The free symposium, which runs from 8 a.m. to 5 p.m. each day in the JU Davis College of Business Conference Rooms B and C, spotlights JU students and faculty who engage in cutting-edge research in intriguing topics across a range of disciplines.

Students and the community can stop by the college of business during the event and learn about JU’s research, teaching, service, study abroad and internships, said co-organizer Brian Lane.

“The JU Symposium is a venue for faculty and students to share their work with the rigor and expectations of a professional conference in JU’s friendly campus environment,” Lane said. “We receive abstracts of all topics, allowing students to learn about work in fields very different from their own.”

For example, he said, research in history is very different from research in mathematics, and a business major’s internship is very different from a sociology major’s service learning project, so the JU Symposium is an

opportunity for students to learn what their classmates are working on.

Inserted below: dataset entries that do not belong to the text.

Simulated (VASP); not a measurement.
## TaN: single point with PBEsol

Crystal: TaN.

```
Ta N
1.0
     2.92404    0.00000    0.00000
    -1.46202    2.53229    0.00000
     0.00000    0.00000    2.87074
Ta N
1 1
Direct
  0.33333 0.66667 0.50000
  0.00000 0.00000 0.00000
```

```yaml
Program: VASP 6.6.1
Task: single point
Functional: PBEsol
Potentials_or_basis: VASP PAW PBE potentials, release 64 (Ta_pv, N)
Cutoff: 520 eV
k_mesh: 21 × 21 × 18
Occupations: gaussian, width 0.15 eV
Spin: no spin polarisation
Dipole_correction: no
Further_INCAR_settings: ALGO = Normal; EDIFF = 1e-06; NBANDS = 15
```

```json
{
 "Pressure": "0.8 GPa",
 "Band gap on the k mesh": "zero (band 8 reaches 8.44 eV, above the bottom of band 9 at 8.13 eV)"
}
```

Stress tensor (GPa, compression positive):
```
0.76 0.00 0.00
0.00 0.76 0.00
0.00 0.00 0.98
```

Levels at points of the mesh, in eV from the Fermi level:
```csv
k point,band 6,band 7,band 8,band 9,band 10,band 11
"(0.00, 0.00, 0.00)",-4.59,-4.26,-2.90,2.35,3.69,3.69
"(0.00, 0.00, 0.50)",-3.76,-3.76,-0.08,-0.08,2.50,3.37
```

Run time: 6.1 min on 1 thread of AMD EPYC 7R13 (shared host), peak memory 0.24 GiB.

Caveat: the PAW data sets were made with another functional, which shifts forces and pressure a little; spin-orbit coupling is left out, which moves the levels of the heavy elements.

“Many of these presentations will later be delivered at national conferences (such as the National Conference on Undergraduate Research) or lead to papers submitted for publication, so the feedback that presenters receive at the symposium is vital to the further development of their work,” Lane said.

Another feature of the symposium is that professors and students present side-by-side, sometimes even co-presenting, Lane noted.

“As students near the end of their projects, the symposium marks a rite of passage to becoming a professional in their fields.”

This year’s symposium planning committee included John Buck, Laura Chambers, Teri Chenot, Janet Haavisto, Jesse Hingson, Lane, Ed McCourt and Chris Robertson.

The symposium is funded by ECHO, JU’s experiential learning program.